I have just finished teaching a two-day multivariate modelling course in Brisbane for AMSRS (the Australian market research society), and one topic which led to an interesting discussion was SEM (Structual Equation Modelling) and causality. As Jon Pinnell, of MarketVision, says, SEM is “A source of excitement to some and great frustration to others.”.
At one level SEM is very appealing in that it appears to offer a grand theory of everything. The user creates a model, linking inputs to latent variables, to outputs, and then calculates all the relationships and errors in one go.
However, it seems there are two, large, problems with SEM.
- To use SEM properly you should already have the model, before you have the data. SEM can then be used to see whether this set of data (e.g. this company, this situation, this process) confirms to the model. If the model correctly ascribes causality, and the data fit the model, then we can accept the causality in the SEM process. However, if the model has been developed from the data available, SEM should not really be run until a new set of data has been acquired.

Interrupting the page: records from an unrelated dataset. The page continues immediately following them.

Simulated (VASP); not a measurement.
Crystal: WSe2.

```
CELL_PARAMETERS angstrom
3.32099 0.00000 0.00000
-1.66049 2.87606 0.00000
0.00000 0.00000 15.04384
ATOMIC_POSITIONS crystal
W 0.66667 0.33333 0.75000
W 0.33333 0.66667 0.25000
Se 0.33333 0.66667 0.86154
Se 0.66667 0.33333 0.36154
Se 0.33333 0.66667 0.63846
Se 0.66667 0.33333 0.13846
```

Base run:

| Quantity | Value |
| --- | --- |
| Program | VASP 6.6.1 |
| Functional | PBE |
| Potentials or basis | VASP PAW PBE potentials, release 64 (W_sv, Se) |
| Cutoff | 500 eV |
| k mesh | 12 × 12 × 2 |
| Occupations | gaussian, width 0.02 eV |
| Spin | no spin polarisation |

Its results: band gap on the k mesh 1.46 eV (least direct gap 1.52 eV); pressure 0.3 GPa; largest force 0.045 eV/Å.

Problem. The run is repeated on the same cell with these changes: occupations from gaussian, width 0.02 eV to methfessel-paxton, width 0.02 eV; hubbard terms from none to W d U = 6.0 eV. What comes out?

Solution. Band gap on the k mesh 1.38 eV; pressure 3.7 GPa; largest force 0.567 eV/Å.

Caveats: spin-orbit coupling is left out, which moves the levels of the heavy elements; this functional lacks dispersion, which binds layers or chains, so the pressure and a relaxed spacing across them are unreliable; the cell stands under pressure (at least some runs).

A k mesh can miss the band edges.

- The second problem, and it is one that applies to many other techniques in addition to SEM, is the dependence on assumptions about linear relationships between inputs and outputs. In the real world, we know many things are not linear; for example, a service can get a bit worse and nothing happens, then a bit worse and nothing happens, then a tiny bit worse and the contract is cancelled.
In reviewing the current state of thinking I came across the quote below about SEM, which I think sums up the causality issue quite well.
“The term causal model must be understood to mean: ‘a model that conveys causal assumptions,’ not necessarily a model that produces validated causal conclusions.”